This post is also available in: हिन्दी (Hindi) العربية (Arabic)

In this article “6 Special Types of Binary Trees Explained To Kids”, we walk you through different types of binary trees in the data structure. Know about these different types of binary trees and answer the questions in a quiz at the end of the article. Let’s first understand what is a tree in data structure?

#### What is Tree in Data Structure?

There are many other data structures such as arrays, linked lists, stacks, and queues. All these data structures are linear data structures. Apart from linear data structures, there is one more type. It is a non-linear data structure.

A linear data structure stores data sequentially, whereas a non-linear data structure stores data non-linearly.

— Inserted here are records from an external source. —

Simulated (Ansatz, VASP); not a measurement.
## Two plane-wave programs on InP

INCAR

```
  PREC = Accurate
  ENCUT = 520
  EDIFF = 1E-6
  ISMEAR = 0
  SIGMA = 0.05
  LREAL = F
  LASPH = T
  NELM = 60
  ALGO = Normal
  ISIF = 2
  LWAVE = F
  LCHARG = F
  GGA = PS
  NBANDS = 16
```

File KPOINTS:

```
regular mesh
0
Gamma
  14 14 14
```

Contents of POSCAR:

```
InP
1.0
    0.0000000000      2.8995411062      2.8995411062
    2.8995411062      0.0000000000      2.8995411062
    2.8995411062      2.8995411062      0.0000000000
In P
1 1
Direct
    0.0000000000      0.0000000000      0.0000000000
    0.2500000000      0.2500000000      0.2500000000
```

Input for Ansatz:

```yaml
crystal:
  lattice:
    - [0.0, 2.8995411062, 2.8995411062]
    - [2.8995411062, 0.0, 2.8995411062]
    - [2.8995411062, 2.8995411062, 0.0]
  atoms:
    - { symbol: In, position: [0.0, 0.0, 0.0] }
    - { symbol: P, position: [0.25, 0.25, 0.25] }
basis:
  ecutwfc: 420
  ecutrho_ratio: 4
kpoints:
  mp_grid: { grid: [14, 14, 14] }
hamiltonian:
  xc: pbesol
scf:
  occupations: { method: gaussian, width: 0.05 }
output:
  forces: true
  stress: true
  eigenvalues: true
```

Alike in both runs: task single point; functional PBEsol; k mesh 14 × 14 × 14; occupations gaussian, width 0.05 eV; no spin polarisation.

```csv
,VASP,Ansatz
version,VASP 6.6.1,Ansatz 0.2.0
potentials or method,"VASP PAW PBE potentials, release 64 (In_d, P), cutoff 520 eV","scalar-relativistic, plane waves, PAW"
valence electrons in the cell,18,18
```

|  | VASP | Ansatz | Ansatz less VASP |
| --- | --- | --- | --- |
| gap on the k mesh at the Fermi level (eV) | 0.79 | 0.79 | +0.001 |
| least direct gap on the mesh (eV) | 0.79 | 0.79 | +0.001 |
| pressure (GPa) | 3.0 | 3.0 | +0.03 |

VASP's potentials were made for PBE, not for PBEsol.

The advantage of non-linear over linear data structure is the time complexity in the case of linear data structure is more as compared to a non-linear data structure. That’s why non-linear data structures allow quicker and easier access to the data.

A tree is a non-linear hierarchical data structure that consists of nodes connected by edges.

#### Tree Terminologies

Node is an entity that contains a key or a value and points to other nodes.

Edge is a link between two nodes.

Root is the topmost node of a tree.

The last nodes of each path are called leaf nodes or external nodes

The nodes that are not leaf nodes are called internal nodes.

The height of a node is the number of edges from the node to the deepest leaf (i.e., the longest path from the node to a leaf node).

The depth of a node is the number of edges from the root to the node.

Height of a tree is the height of the root node or the depth of the deepest node.

The degree of a node is the total number of branches of that node.

If A and B are two nodes, such that the height of node B is n and that of node A is (n – 1), then A is called the parent node of B, and B is called the child node of A.

Two nodes are called siblings if their depth is the same.

All nodes whose depths are greater than the depth of any given node X are called descendant nodes of node X.Similarly, all nodes whose depths are lesser than the depth of any given node X are called ancestor nodes of node X.

#### What is a  Binary Tree?

A binary tree is a tree data structure in which each parent node can have at most two child nodes(0, 1, or 2).

#### Types of Binary Trees

The following are the different types of binary trees:

1. Full Binary Tree: A full binary tree is a special type of binary tree in which every node has either two or no children. We can also say that a full binary tree is a binary tree in which all nodes except leaf nodes have two children. (Leaf nodes are the external nodes and hence have no child node)

2. Complete Binary Tree: A binary tree is a Complete Binary Tree if all the levels are completely filled except possibly the last level and the last level has all keys as left as possible.

3. Perfect Binary Tree: A binary tree is called a Perfect Binary Tree in which all the internal nodes have two children and all leaf nodes are at the same level.

4. Balanced Binary Tree: A binary tree is called Balanced Binary Tree in which the difference between the left and the right subtree for each node is either 0 or 1.

5. Degenerate (or Pathological) Binary Tree: A binary tree where every internal node has only one child node. This type of binary tree is performance-wise the same as a linked list.

6. Skewed Binary Tree: A binary tree where every internal node has only one child node. If all the internal nodes have a left child node, it is called Left Skewed Binary Tree and if all the internal nodes have a right child node, it is called Right Skewed Binary Tree.

#### Implementing Binary Tree in C++

A typical binary tree has the following components:

• A left subtree
• A root node
• A right subtree

The following code is used to create a binary tree in C++:

struct node
{
int key_value;
node *left;
node *right;
};


The root contains the key_value and it points to two other nodes – one on the left and the other on right.

#### Use of Binary Trees

Unlike Array and Linked List, which are linear data structures, a tree is a hierarchical (or non-linear) data structure.

• One reason to use trees might be because you want to store information that naturally forms a hierarchy. e.g., implementing a file system on a computer.
• If we organize keys in form of a tree (with some ordering e.g., Binary Search Tree), we can search for a given key quicker as compared to linear data structures.